As voters take to the polls for midterm elections Tuesday, an Election Integrity Task Force will be responding to complaints in an attempt to combat voter fraud, according to the Wisconsin Department of Justice.
The task force is one of several other outlined response plans meant to ensure a fair election, Attorney General J.B. Van Hollen said in a statement Monday.
According to the statement, the task force will reinforce existing state and local laws regarding voter fraud in all counties in Wisconsin.
“By leveraging expertise and resources, this task force will greater assist law enforcement in the handling of election-related issues,” Van Hollen said in the statement.
The task force will be identifying and prosecuting any voting-related issues, including felon voting, double voting, voter registration problems and campaign fundraising, according to the DOJ.
Local law enforcement and district attorneys will be the primary receivers of complaints, but the DOJ will also be involved in investigating and prosecuting individual cases, according to the DOJ.
The Government Accountability Board will also be monitoring for voting discrepancies alongside the task force, said Reid Magney, spokesperson for the GAB.
Once the polls have closed and the votes have been counted, the GAB checks for violations such as double voting and turns over any information to the DOJ, Magney added.
Voter fraud should not be an issue in this election, said Jay Heck, executive director of Common Cause in Wisconsin, adding that it is a “myth” in Wisconsin.

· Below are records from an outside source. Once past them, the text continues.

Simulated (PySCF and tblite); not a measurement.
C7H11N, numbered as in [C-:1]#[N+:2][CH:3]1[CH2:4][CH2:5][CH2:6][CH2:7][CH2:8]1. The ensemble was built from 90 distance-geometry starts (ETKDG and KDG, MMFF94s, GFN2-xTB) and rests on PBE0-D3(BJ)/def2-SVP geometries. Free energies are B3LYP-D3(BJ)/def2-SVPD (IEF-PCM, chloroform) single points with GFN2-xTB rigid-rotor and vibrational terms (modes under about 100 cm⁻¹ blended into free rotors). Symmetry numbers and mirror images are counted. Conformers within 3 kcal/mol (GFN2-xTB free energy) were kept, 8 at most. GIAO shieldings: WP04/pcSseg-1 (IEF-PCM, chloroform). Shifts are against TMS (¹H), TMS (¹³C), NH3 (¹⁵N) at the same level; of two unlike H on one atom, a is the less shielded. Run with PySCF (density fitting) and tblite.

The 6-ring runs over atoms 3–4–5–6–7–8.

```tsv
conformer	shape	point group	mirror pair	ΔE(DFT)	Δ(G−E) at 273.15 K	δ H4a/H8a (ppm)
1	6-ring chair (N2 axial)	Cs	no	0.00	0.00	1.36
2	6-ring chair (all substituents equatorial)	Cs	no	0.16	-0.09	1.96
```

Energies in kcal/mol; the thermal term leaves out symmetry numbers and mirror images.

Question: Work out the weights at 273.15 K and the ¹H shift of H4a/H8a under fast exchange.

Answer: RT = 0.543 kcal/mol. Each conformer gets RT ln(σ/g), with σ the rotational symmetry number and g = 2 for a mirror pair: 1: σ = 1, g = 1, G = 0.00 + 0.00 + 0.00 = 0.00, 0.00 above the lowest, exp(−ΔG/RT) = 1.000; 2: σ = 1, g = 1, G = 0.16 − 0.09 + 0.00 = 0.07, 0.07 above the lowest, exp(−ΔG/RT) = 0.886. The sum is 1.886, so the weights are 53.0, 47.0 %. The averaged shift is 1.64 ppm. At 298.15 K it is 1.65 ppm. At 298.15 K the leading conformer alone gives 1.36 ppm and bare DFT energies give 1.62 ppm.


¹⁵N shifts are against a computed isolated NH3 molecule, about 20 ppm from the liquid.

Though Wisconsin has had isolated incidents of voting problems, Heck says it has never been a major issue, calling it a “lie.”
After evidence of voter fraud surfaced in Florida in the 2000 presidential election, the government required uniformity in the voting system. In Wisconsin, everyone votes with an optical scanner, which leaves a paper trail and providing evidence to back up the electronic count.
“However, it’s good to have a safeguard in place if something were to occur,” Heck added.